The trouble with becoming a senior engineer is that there’s less and less that I can talk about it in public. Nevertheless, here are some articles I’ve written.
I also throw in some advice for free where it makes sense.
Computing at scale
A behind-the-scenes look at an example machine-learning model that we could run on a global scale on Google Earth Engine. It worked because:
- Google provided programming primitives for parallelism,
- had the infrastructure to run our code in parallel, and
- random-forest as an algorithm is well-suited for scale because you can grow the trees in parallel. (It doesn’t work with gradient-boosted trees, for example.)
Data-processing with Spark
Processing data quickly and at scale is hard, and this falls under the realm of “streaming” data processing. I have captured some notes from developing streaming apps with Spark Structured Streaming.
Advice: avoid Spark Streaming, Structured or otherwise. Use simple apps that subscribe to the relevant event streams directly and scale with something like Kubernetes. In other words, move the complexity away from streaming, perhaps into a feature store that can be easily looked up with a regular app.

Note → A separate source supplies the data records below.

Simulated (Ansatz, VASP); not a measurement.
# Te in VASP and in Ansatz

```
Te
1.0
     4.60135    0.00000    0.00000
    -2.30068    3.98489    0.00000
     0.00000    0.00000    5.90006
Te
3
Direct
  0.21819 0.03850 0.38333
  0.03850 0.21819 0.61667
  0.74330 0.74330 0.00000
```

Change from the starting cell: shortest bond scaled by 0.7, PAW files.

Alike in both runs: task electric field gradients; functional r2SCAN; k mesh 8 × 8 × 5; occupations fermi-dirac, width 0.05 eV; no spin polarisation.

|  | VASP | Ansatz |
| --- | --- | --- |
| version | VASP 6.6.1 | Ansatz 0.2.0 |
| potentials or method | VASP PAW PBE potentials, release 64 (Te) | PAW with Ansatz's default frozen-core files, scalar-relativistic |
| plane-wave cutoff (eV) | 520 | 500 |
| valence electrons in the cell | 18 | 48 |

It is important to tune your Spark app, or at least have a look at the UI and run-time profile to see what the bottlenecks are. Sometimes it’s fun to look inside Spark and understand what makes it tick.
Advice: go at least 1 or 2 levels deep from whatever abstraction you work at.
Debugging is the bane of the programmer. It is that hard place where reality meets expectation. As you get older, you’ll learn enough art to minimize the time you spend debugging, but it never really goes away.
Often, I have had to debug because my mental model of the system is different from how it actually is. I’ve seen disks running full due to ghostly files, programs that wouldn’t die. Apparently this happened to a library I was using as well.
Some problems are particularly hard, such as if it occurs once in a blue-moon, or if it happens only on your computer and nowhere else. A simple program that exercises the interesting bits can help a lot.
I’ve now worked in the industry long enough to encounter issues due to processor architecture or bugs in operating system code. Sometimes there’s no alternative to systematic experiments and reading the kernel sources.
Yet, my advice is that if you see a problem, always start by assuming the problem is in your code or understanding of the system. You should translate the current debugging problem into one of information: what information is currently missing that you should add or obtain in order to narrow down and make progress?
Sometimes, programs can teach humans a thing or two.
I think graph data structures are the scalable way to absorb knowledge.
If lazy evaluation works for Spark, it can work for you too.